CV NEWS FEED // A Minnesotan Catholic has set out to pray a rosary while kayaking across each of the lakes in the Twin City urban metro area.
Scott Kieffer is the director of discipleship for St. Joseph the Worker in Maple Grove, Minnesota, Catholic Spirit reported. He set his goal in 2017 and has 29 lakes left.
“I had learned that creation or nature might be one of the pathways to help me connect a little bit more with my faith and open up more easily in prayer,” Kieffer said.
He started by kayaking while praying in the lake behind his house and then branched out to other lakes.
“Then I started going on a few more and thought, ‘It’s kind of fun going and trying out new lakes, trying out new spaces and knowing I’ve prayed on each one,'” he said.

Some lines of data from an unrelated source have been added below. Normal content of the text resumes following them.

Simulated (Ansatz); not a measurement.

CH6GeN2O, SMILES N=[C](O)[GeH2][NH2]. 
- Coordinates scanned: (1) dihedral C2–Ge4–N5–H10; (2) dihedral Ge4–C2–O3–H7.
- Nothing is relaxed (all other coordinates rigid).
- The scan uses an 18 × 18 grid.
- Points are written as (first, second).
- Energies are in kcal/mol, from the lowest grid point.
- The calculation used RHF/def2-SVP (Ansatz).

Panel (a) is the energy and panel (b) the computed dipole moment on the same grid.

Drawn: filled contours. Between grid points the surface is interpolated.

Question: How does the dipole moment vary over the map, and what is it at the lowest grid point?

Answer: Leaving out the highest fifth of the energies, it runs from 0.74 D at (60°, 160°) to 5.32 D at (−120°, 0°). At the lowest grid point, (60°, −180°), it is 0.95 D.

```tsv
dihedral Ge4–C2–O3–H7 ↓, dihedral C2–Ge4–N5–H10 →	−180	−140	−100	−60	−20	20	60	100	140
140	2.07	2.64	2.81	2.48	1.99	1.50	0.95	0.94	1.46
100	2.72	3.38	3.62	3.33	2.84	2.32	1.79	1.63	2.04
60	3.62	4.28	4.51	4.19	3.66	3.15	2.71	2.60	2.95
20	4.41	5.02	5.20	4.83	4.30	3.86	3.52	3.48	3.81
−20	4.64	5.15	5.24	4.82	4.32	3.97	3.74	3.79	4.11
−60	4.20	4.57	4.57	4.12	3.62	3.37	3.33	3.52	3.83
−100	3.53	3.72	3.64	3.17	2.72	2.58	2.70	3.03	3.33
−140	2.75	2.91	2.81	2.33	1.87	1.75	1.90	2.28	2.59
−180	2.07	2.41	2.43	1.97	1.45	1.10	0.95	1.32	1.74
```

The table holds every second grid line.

When he started the project in 2017, he researched the number of lakes in the Twin Cities and decided that the 60 lakes in the area were not enough. “But if I did the 13 metro counties,” he added, “that was going to be something like 3,000 lakes, and well, that’s too long. It’ll take me until I’m 70. So, I settled on a map of the urban metro area and said, ‘This looks like it’ll be somewhere between 250 and 300 lakes.”
Kieffer goes kayaking a few times a week. He said the challenge helps him maintain discipline in his prayer life:
I think when you’re out in nature, that’s God’s world. I think God wants every one of us to have a good, rich relationship with him and relationship with our faith, so I just hope that people don’t settle for doing the same thing they’ve always done, if there’s something more they can do to really enhance that.
While kayaking, Kieffer counts the prayers of the rosary on his fingers so he can continue to row while he prays. Despite the decreased visibility of the prayers, Catholic Spirit reports, strangers still ask him about his undertaking, and even non-Christians that he has met support his efforts. Some strangers have let him kayak on their private property.
During one of his trips, crossing a 2-mile-wide section of Lake Minnesota on an October day, a sudden storm almost capsized his kayak. He was in the water for over 30 minutes.
“I actually went down,” Kieffer said. “The kayak was going to capsize, so I made sure to get all my stuff secured. I keep my phone in a waterproof case. I started praying Psalm 23, my favorite Psalm, and then started praying louder and louder.”
He called 911 from the water and a sheriff’s boat eventually found him as he explained where he was in the water. He said the moment strengthened his faith, and even when the situation looked desperate, “(I) just started praying and asking God for help and every time, he sends a way.”
He concluded, “I think there’s really good ways for us to connect with God more easily that we might not have discovered.” He continued, “I love all other types of prayer I’ve been doing for years. I love being at Mass, adoration, everything. But it enhanced my life and my prayer life so much to realize that there’s some more unique things that really strike me.”